For other pieces, I am still experimenting. I have done stuff with just Danish Oil, and that looks pretty good. It brings the grain out nice. I have also experimented with carnauba wax over the oil, with ok results.

Recently I have been doing a 50/50 mix of polyurethane and mineral spirits. I then hand rub that mixture into the piece. I REALLY like the way this comes out, it really raises the grain and it creats a nice protective layer on the wood without it looking encased. I have been doing at least four coats, and use 0000 steel wool before each coat. On my last piece, I did this, and then three coats of carnauba wax hand buffed on.
this is how it looked








I used up the last of that mixture on the clock above, so now I will be testing a poly/spirits/tung oil mix.

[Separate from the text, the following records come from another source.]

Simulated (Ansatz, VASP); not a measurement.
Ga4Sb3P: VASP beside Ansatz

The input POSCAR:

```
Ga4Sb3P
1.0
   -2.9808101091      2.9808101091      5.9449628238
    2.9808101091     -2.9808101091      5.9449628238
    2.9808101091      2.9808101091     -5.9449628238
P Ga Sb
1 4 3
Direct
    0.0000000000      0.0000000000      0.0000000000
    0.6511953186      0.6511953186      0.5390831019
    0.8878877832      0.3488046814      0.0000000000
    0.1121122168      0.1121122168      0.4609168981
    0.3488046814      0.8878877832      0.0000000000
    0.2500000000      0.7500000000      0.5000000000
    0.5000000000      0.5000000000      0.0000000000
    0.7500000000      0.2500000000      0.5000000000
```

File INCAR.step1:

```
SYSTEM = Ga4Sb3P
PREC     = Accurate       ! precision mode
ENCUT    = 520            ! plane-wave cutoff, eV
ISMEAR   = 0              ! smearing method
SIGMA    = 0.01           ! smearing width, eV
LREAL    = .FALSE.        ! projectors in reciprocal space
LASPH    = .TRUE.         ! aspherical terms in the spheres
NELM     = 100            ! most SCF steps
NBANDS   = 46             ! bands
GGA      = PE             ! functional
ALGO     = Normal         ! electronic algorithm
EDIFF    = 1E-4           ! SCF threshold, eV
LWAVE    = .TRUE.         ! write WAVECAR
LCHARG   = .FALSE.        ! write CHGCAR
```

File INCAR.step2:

I am also not a fan of stains, I would rather see the natural wood enhanced by oils

If I was going to do a table top of some sort, I would need to read up on my options, because I think I would want something a little more durable. Not really sure yet on that. I look at my store bought coffee table and it doesn't have much of a finish on it.

Some people really like that thick look to a finish - like a french polish or something like that. It is pretty for sure, but since I am not a huge fan, I can't see putting in the effort.

I have not read this book yet, but it was suggested to me as a good primer on finishes - UNDERSTANDING WOOD FINISHING by BOB FLEXNER (amazon has it)

Just my amatuer .2 cents


----------